The move came amid growing fears in the White House that the Democrats would be unable to muster the simple majority needed to defeat impeachment in the House and prevent a trial in the Senate.
Vice-President Al Gore, in his first comment since articles of impeachment - alleging perjury, obstruction of justice and abuse of power - were passed by the House judiciary committee on Saturday, called on Congress to censure rather than impeach.
Acknowledging that Mr Clinton's conduct in the Lewinsky affair was "terribly wrong", he told reporters at the White House: "There ought to be a censure, not impeachment." He condemned Republican leaders for "forcing this vote that the American people do not want".
Mr Gore said: "The vast majority of the American people have come to two conclusions about this whole matter: number one, what the President did was terribly wrong; number two, [they] have decided that ... he should not be impeached and removed from office as a result of that. What they favour instead is a censure to give the President the punishment and rebuke and censure that they feel is appropriate in this."
Democratic members of the House judiciary committee tried in vain last week to get a censure motion approved as an option for the full House debate. Senior Republicans have said they will oppose any attempt to revive the suggestion.
Within hours of Mr Gore's intervention, the White House special counsel, Gregory Craig, was also calling for censure as a reasonable way out. Mr Craig, who has fronted Mr Clinton's media defence in recent days, lentthe force of legal argument to the view that, while serious, the President's wrongdoing did not warrant removal from office.
Mr Clinton himself, meanwhile, speaking from Gaza shortly before delivering his historic address to the Palestinian National Assembly, reiterated his own readiness to accept a congressional reprimand. "I have offered to make every effort to make any reasonable compromise with the Congress," he told reporters. "And I still believe that. I'm willing to do that."

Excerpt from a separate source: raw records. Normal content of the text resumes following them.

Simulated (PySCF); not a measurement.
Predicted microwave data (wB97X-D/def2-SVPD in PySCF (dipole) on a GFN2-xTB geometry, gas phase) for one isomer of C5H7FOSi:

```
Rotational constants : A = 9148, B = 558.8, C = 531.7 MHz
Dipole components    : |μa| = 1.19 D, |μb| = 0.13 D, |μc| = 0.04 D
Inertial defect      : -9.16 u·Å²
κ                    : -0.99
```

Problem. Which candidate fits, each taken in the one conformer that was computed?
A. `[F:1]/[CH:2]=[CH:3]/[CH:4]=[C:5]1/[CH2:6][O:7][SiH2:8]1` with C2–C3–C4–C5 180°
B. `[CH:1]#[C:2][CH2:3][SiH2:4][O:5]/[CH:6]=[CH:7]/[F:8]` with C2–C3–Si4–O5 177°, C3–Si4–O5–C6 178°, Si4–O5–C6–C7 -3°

In a last-ditch attempt to stave off passage of the articles of impeachment last Friday, Mr Clinton had announced he was ready to accept a congressional rebuke or censure. But his remarks drew the ire of many Republicans who felt they were ill-judged and inappropriate. And on Sunday Mr Clinton took a different tack, ruling out resignation and insisting he would not admit perjury - "because I did not commit perjury".
Leading Republicans have stipulated that he must admit to lying under oath as the prelude to any compromise. But the White House sees the demand as a trap.
In his plea for a compromise yesterday, Mr Clinton set aside the rights and wrongs of the accusations against him and cited the national interest. "I don't believe it's in the interest of the United States and the American people to go through this impeachment process and have a trial in the Senate," he said.
However, telephone calls from Clinton aides to the 30 or so congressmen still undeclared ahead of Thursday's vote were said to be making little headway, while attempts to mobilise sympathetic business leaders to give warning of the risks to the national well-being from a Senate trial were written off as a failure.